Let $\sigma_1\geq\sigma_2\geq...\geq\sigma_n\geq0$ be any deterministic sequence of positive real numbers such that $\sum_{i=1}^n\sigma_i^2=1$. Let $$D=diag\{\sigma_1,...,\sigma_n\}\in\mathbb{R}^{n\times n}$$ be a diagonal matrix of size $n\times n$.

Let $U$ and $V$ be two independent random matrices uniformly distributed on the orthogonal group $O(n)$. Then we form a random matrix as follows: $$A=UDV^T$$ Therefore, $A$ is a random matrix with given singular values and the distribution is orthogonally invariant. Now we define a quantity that measures how far away is $A$ from a diagonal matrix: $$f_{\sigma}(A)=\sum_{1\leq i\neq j\leq n}A_{ij}^2=\sum_{1\leq i\neq j\leq n}\left(\sum_{k=1}^n\sigma_kU_{ik}V_{jk}\right)^2=1-\sum_{i=1}^n\left(\sum_{j=1}^n\sigma_jU_{ij}V_{ij}\right)^2$$ which is just the sum of squares of all off-diagonal elements of $A$, the smaller $f_{\sigma}(A)$ is, the "more diagonal" $A$ is. Note the dependency of $f$ on the given singular values $\sigma$.

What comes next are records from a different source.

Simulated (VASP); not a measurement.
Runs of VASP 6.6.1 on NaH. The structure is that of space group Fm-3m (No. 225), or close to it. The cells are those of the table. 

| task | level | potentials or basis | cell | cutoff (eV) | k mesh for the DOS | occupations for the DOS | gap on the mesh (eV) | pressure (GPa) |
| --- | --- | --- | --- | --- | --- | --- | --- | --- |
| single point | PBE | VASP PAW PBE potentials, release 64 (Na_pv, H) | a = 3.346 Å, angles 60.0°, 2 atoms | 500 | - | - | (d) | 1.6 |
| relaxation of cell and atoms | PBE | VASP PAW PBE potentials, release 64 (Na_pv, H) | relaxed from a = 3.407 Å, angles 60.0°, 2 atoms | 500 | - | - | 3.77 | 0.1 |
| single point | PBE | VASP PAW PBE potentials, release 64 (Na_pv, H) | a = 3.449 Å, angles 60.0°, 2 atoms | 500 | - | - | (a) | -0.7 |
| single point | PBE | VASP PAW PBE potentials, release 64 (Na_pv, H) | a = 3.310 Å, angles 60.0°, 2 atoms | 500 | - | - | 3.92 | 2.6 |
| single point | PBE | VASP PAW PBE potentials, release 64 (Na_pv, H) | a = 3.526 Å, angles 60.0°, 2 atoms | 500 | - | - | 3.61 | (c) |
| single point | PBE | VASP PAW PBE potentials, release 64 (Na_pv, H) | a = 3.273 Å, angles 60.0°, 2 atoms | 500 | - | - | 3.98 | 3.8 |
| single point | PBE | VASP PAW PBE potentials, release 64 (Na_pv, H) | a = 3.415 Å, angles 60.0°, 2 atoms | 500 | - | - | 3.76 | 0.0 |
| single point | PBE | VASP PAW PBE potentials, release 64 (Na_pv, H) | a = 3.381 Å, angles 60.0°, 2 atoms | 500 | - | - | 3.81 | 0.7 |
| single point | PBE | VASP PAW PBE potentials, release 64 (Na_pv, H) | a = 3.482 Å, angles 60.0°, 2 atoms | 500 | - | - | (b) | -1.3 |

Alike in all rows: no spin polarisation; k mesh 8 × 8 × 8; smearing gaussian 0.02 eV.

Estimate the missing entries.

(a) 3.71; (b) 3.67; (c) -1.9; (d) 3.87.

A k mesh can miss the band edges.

I'm interested in the following quantity: $$g_{\sigma}(t)=\frac{\mathbb{P}\left(f_{\sigma}(A)\leq 2t\right)}{\mathbb{P}\left(f_{\sigma}(A)\leq t\right)}$$ where $0<t<1/2$.

I have the following 2 conjectures:

- For $n\geq 5$, for any $0<t<1/2$, $g_{\sigma}(t)$ is maximized when $\sigma_1=...=\sigma_n=1/\sqrt{n}$.
- There exists a constant $C>1$ independent of $t, \sigma$, such that $g_{\sigma}(t)\leq C^{n^2}$

I believe they should be correct but I have no clue of how to prove them. Any suggestions and discussions are appreciated. What kind of tools could possibly be useful?

I have a feeling that existing literature in random matrix mainly focus on going from the matrix to eigenvalues or singular values, ignoring the eigenvectors or singular vectors. I do not see results about going from given spectrum to the matrix.